Where once there were 18, now there’s just one. The James Webb Space Telescope is currently hanging in space at the Earth-Sun L2 Lagrange point, where it will remain for the remainder of its mission. Before it can get around to doing any science, NASA has to calibrate the instruments and adjust the 18 mirror segments. Initially, every segment created its own image, but NASA reports it has finished calibrating the James Webb Space Telescope’s mirrors so they all focus on the same location.
The James Webb Space Telescope (JWST) is the successor to Hubble, which has been operating now for over 30 years. As the aging observatory runs low on redundant systems, Webb is brand new, and its textbook launch means it could operate for as long as 20 years. Its position about a million miles away allows the telescope’s instruments to remain extremely cold, which is ideal for the mid-infrared observations that will set the JWST apart. Getting this far was a nerve-wracking process for a world that has watched the telescope take shape over the last 20 years — it was folded up inside an Ariane 5 rocket, and there were hundreds of potential points of failure in the origami-like unfolding process.
The last element of the deployment is to get the primary mirror configured, which is why there’s just one image of the star HD 84406 below instead of 18. Unlike Hubble, which had a single parabolic mirror, Webb has a Korsch-style reflector made up of adjustable segments. The first image from Webb showed the guide star 18 times with no rhyme or reason. Then, NASA identified each mirror segment’s position and began nudging them in the right direction. Through this process, the image from each mirror is directed to the same location on the sensor, producing a single stacked image.

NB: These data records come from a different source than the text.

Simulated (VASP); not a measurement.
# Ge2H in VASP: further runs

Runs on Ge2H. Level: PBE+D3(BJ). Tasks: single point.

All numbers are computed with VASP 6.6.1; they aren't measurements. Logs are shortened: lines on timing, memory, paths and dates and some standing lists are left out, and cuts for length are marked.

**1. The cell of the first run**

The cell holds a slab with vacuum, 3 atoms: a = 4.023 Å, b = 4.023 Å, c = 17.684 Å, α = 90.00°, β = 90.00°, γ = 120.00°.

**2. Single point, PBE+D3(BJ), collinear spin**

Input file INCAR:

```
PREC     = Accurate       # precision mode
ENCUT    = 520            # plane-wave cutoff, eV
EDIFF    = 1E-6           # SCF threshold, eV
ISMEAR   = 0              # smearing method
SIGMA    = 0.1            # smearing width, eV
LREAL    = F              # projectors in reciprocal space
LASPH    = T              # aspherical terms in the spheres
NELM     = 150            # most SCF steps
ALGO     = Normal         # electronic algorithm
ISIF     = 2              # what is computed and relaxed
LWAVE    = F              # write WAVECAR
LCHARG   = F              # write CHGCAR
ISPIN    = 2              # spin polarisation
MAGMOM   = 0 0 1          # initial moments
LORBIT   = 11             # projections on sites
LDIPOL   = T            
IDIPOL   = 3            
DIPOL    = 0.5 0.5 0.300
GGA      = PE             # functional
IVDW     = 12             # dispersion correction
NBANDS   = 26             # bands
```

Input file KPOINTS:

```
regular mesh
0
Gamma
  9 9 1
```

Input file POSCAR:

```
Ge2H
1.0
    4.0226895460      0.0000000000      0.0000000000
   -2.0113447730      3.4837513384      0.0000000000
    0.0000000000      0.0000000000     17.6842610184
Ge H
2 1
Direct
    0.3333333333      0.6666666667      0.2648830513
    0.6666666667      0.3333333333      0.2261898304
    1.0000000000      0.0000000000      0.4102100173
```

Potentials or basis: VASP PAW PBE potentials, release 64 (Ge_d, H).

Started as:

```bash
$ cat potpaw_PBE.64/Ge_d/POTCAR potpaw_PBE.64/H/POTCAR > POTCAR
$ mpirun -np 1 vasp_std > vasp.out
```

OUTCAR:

This is not the end of the calibration process, though. The segments are now in the right approximate orientation, but close enough only counts in horseshoes and hand grenades. Astronomy, not so much. In its current state, Webb’s primary mirror is acting as 18 small telescopes instead of one large one. Next, the team will begin tweaking each segment, aligning them until the variation is smaller than the wavelength of light. This process is called Coarse Phasing, and it’s the fourth of seven steps to get the observatory’s mirror ready.
So far, everything has gone swimmingly, a welcome departure from Webb’s time on the ground when it seemed like everything that could go wrong did. With all the delays, Webb ended up costing $10 billion. If the rest of the mission goes as well as deployment, it will be more than worth the cost.